World War II anti-landing devices found in Guernsey
The remains of some World War II German anti-landing devices have been found on Guernsey's west coast.
They were discovered by a member of wartime conservation group Festung Guernsey at low water on Saline Bay near Grand Rocques.
Pierre Renier spotted a concrete object around the mid-tide mark while he was out for a walk.
He said: "I realised it was one of the German anti-landing defences which were festooned around the coastline."
Mr Renier added: "The coastline itself would have been the main point of defence for the Germans.
"I've certainly only ever seen these on one other bay in the island and in museums.
"We actually found four on the bay and you need six of them to build the tetrahedron-shaped object."
Ian Brehaut, co-ordinator of Festung Guernsey, said the devices - called betontetraeder, which translates as concrete tetrahedron - were never removed following the Nazi occupation of the island.
He said: "It would seem the British Army disposed of them simply by cutting the wires that held them together and allowed them to fall on to the beach then just to sink into the sand.
"So what does occasionally happen when you have a gale, or the tidal conditions are such that the beach level drops, they are exposed.
"There are several beaches on the island that do still have them, at Fermain, Belle Greve and by Fort Doyle.

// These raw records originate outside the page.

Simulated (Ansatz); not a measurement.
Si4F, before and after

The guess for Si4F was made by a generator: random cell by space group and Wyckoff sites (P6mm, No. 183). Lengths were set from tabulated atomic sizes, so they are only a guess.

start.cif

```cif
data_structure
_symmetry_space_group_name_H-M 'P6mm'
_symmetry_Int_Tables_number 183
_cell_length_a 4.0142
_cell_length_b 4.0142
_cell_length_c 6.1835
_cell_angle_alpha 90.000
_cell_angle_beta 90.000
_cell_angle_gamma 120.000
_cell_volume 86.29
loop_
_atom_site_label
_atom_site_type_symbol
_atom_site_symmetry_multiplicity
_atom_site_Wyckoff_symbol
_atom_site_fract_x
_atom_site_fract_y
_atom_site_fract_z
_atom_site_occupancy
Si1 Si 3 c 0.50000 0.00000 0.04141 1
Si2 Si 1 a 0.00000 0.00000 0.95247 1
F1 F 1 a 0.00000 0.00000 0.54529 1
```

"These are in particularly good condition."
The anti-landing devices at Grandes Rocques were last exposed about 20 years ago.
Mr Brehaut said they were laid at mid-tide level "with most having an anti-tank mine attached".
He said: "The idea was that if the Allies made an amphibious landing it would be on a rising tide - at the mid-tide a landing craft coming ashore would hit the mine on the obstacle and be sunk."